Judge Shawn Bratton, Gwinnett County State Court (Photo: John Disney/ALM) Judge Shawn Bratton, Gwinnett County State Court (Photo: John Disney/ALM)

Gwinnett County State Court Judge Shawn Bratton has denied Ford Motor Co.’s demand that he recuse himself from presiding over future litigation in a highly contentious roof crush product liability case that ended in a mistrial April 6.

Ford lawyers took steps Tuesday to appeal the order.

Bratton declared the mistrial after lawyers on both sides requested it, accusing each other of violating court rulings. Less than a week later, on April 12, Ford asked for a new judge in the next round, accusing Bratton of “one-sided rulings,” “abdicating judicial responsibility” and “refusal to at least admonish” opposing counsel for allegedly improper conduct.

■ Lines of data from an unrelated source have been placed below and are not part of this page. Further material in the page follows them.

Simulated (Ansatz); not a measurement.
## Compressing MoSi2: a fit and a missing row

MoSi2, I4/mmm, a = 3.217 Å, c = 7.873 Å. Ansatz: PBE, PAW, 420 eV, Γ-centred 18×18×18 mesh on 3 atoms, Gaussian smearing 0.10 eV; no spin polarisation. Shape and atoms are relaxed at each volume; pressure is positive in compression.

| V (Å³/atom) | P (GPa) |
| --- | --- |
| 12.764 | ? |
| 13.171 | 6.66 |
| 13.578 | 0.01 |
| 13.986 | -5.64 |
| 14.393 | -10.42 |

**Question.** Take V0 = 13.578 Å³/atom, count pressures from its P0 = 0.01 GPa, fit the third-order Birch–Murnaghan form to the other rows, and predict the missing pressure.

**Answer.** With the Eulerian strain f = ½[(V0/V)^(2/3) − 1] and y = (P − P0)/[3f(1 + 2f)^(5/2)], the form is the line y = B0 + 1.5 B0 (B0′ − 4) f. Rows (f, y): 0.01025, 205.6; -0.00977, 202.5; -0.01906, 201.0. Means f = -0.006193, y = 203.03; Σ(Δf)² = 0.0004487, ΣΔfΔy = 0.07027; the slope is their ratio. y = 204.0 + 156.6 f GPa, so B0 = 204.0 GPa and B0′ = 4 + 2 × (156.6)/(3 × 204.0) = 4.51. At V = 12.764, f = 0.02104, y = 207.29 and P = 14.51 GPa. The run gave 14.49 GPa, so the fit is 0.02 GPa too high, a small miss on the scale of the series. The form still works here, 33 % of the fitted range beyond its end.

“Deep into a trial involving automotive products-liability claims stemming from the tragic deaths of Melvin Hill and Voncile Hill in a rollover accident, the Honorable Shawn F. Bratton crossed a line,” Ford’s motion to recuse said in the opening line. Ford alleged that Bratton “openly assumed the role” of adviser and ally to the other side.

Kim and Adam Hill, the surviving sons of Melvin and Voncile Hill, filed the lawsuit alleging their parents died because their F-250 pickup roof was weak and crushed them in a rollover caused by a tire failure. Ford’s lawyers have defended the roof and pointed to other factors as the cause of death, including the number of times the truck rolled.

Bratton issued a two-page order dated June 6 denying Ford’s recusal motion. Bratton said Ford “complained of numerous factual and legal rulings” made during and before the doomed three-week trial.

Under Georgia law, “judicial rulings adverse to a party are not disqualifying,” Bratton wrote. “The alleged bias must stem from an extra-judicial source and result in an opinion based on something other than what the judge learned from participating in the case.”

Bratton said his review of the case found “nothing to show bias stemming from an extra-judicial source.”

Bratton also cited the Code of Judicial Conduct in ruling that he found no legally sufficient grounds to show “a reasonable person might conclude that the judge harbors a bias, stemming from an extra-judicial source, which is of such a nature and intensity that it would impede the exercise of impartial judgment.”

Ford’s lead counsel is D. Alan Thomas of Huie Fernambucq & Stewart in Birmingham, Alabama, working with Paul Malek of his firm. Their team includes Michael Eady of Thompson Coe Cousins & Irons of Austin, Texas. Their Atlanta lawyers are Michael Boorman and Philip Henderson of Huff, Powell & Bailey.

Eady sent Bratton a letter Tuesday asking the judge to sign a certificate of immediate review. “because of the importance” of the decision to the case.

“If the court’s ruling is erroneous, it will lead to a retrial of this litigation—a costly drain on the time and resources of the parties, the court, and the prospective jurors,” Eady wrote.

The Hills’ lead counsel is Jim Butler of Butler Wooten & Peak of Columbus and Atlanta. Butler’s legal team includes Gerald Davidson Jr. of Mahaffey Pickens Tucker in Lawrenceville; Brandon Peak, David Rohwedder, Christopher McDaniel and Ramsey Prather of Butler Wooten; and Michael Gray of Walker, Hulbert, Gray & Moore in Perry. The Hill lawyers argued against Ford’s motion to recuse Bratton.

“Ford knew its recusal motion was legally baseless—its lawyers can read the law,” Butler said in an email Tuesday. “That motion was filed solely to try to keep the judge from imposing the sanctions. … I cannot imagine any judge would fall for that.”

The case is Hill v. Ford, No. 16 C 04179-2.